State-level renewable portfolio standards (RPS) are a critical part of the U.S. renewable energy policy landscape. 29 states and Washington DC have enacted mandatory RPS policies. Taken together, they require that nearly 10% of U.S. electricity comes from RPS-eligible renewable energy sources by 2020.

But state policy makers have expressed concern about the potential cost of these policies. Over 20 states have included some form of cost limit in their policy. These cost limits are intended to protect electricity consumers from unacceptably high costs, and mitigating this risk can help increase political and public support for the policy. But depending on how they are designed and implemented, these cost limits can have unintended effects: They can increase the cost of deploying renewable energy, make RPS policies more complicated and less certain, and sometimes do not even limit costs as intended.

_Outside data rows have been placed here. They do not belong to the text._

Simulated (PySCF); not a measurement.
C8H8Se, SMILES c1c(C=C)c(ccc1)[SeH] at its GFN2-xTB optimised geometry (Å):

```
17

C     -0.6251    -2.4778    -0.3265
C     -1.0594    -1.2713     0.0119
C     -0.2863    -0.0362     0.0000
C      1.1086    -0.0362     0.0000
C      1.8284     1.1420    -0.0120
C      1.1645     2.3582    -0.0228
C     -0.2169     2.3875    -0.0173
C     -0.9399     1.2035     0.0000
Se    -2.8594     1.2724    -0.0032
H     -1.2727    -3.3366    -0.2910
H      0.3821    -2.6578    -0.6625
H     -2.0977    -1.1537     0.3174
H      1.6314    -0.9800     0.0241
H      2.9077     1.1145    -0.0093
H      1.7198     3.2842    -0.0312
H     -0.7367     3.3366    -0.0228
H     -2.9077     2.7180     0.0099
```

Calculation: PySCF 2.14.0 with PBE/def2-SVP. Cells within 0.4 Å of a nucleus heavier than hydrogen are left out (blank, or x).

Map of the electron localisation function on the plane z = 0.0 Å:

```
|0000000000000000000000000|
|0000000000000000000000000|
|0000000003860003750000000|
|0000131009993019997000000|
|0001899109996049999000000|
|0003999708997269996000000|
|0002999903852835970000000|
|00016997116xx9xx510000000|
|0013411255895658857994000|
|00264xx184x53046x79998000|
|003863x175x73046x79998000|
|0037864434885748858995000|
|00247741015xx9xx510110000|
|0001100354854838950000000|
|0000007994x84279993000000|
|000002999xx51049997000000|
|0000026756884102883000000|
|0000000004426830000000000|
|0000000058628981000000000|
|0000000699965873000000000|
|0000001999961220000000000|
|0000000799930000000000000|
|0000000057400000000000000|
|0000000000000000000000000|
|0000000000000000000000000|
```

States have taken a wide range of approaches to limiting costs. Common approaches include:

  • Alternative compliance payments – ACPs let electricity suppliers meet their renewable energy requirements by making a payments rather than purchasing renewable energy credits or contracting with renewable energy projects. These payments are often used to fund complementary clean energy or energy efficiency programs. The ACP level is usually set by a regulator, and in practice, creates a maximum price for renewable energy credits.
  • Rate impact caps – Some states put a limit on how much renewable energy policy can increase electricity rates. These mechanisms vary significantly from state to state in terms of which renewable energy costs are included, how they are calculated, and the time period that they apply to.
  • Per-customer cost caps – A handful of states place a limit on the dollar amount any particular customer’s bill can increase because of the RPS.
  • Contract price caps – A couple of states have applied limits on the price that a renewable energy generator can contract to sell power to a utility.
  • Funding limits – Several states have created limits to the amount of funding that can be used to cover the costs of renewable energy.